A sermon given during the 10:30am Sung Eucharist, by The Rt Rev’d Chris McLeod, on the 16th April 2023.
But Thomas said to them, ‘Unless I see the mark of the nails in his hands and put my finger in the mark of the nails and my hand in his side, I will not believe.’ (John 20: 25)
I would imagine that many of us would have some sympathy with ‘Doubting Thomas’. We live in a world where many truth claims are made, and there is a lot of misinformation being spread through social media and unreliable news sites. It is becoming very hard to trust what you read, and it is not unreasonable to question the information being so easily put before us. On the other hand, many who are gullible just believe whatever they read; often because they simply want to believe it (think Q Anon, and other conspiracy theorists, etc). I think Thomas’ doubting is perfectly sane and reasonable – ‘unless I see it, I don’t believe it’.
The story of Thomas is given to us as a witness. The early church community would have known Thomas and his story. They would have known that Thomas, who doubted, became the one who believed. They might have had a chance to interrogate him and to see whether what he said is true. John records the story so it would be of help for those who struggle to accept the resurrection of Jesus. In effect, John is saying here is one like you; one who finds it had to believe, and he is an Apostle. Converted doubters stand in good company, and I would have to say that I am one of them!
I remind you of what I said last week that what seemed to end in disaster on Good Friday – the death of Jesus and abandonment of Jesus by most of the disciples – becomes a transformed story. The hearts and minds of the frightened disciples become transformed because Jesus Christ had been raised from the dead. Thomas, who at first doubted, became a witness to the resurrection of Jesus along with the other disciples. His story is given to us so we might believe, as well.
The Journey of Faith
The journey of faith takes time for many of us. Some people believe outright and almost immediately; for others it is a longer journey of inching towards to the truth. In some circles there seems to be an expected formula that people need to work through before becoming a Christian. However, I find the journey of faith can be a lot messier than that. It can be full of false starts and circular travels. Many of us have a few goes at believing before we reach a satisfying position. Thomas is a role model for us in many ways. He moves from doubt to robust belief. He comes to a wonderful Trinitarian confession of Jesus as ‘my Lord and my God’ at the experience of meeting the risen Jesus.

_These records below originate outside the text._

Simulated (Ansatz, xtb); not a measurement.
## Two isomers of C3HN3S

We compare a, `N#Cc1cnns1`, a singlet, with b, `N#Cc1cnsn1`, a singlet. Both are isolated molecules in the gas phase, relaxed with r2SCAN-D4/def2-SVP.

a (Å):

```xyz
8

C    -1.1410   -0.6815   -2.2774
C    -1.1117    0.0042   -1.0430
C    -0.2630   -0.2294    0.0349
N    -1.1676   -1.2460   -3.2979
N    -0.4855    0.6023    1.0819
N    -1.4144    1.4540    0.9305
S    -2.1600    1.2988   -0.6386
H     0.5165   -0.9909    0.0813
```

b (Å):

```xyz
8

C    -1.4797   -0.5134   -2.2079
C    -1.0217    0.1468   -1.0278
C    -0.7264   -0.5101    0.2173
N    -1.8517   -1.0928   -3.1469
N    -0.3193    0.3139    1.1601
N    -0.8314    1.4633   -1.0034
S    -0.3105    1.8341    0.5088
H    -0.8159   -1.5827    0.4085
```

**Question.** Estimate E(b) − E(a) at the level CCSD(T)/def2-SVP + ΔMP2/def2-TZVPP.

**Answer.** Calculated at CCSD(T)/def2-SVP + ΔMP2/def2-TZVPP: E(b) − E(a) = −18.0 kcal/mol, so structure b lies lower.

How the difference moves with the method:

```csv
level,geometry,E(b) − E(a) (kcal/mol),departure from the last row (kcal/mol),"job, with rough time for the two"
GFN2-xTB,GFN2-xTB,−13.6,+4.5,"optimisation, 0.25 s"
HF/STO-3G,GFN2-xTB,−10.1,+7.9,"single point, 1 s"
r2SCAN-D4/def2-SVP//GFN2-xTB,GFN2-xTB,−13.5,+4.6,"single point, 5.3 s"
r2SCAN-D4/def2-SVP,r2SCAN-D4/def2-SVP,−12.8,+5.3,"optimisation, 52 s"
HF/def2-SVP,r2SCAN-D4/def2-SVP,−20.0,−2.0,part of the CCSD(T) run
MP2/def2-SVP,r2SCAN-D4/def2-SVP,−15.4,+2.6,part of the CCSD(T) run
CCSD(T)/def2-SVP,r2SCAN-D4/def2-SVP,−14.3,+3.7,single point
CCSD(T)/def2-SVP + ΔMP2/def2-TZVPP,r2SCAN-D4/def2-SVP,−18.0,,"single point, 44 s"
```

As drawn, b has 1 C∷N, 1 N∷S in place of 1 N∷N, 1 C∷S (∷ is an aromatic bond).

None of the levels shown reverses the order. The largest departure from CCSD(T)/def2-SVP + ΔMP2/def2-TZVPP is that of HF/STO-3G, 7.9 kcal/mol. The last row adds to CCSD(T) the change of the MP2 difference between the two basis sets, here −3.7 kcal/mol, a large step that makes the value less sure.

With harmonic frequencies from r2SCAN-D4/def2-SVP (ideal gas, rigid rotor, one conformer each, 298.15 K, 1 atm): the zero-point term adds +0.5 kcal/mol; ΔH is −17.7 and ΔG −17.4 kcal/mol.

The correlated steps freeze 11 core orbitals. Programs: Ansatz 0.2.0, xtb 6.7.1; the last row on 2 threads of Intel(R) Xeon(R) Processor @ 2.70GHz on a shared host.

Many of you might be still on the journey from doubt to belief, or perhaps even circled back, fear not God reaches out to us and meets us where we are. In time we will join Thomas in a robust statement of confidence. Those of us who have been on the journey of faith for sometime are here to help, and I don’t just mean the clergy. We are companions, doubters and believers, believers who were doubters, and believers who may now have become doubters, and those in-between. Jesus meets us as we are, shows us his hands and his side and draws us closer to him.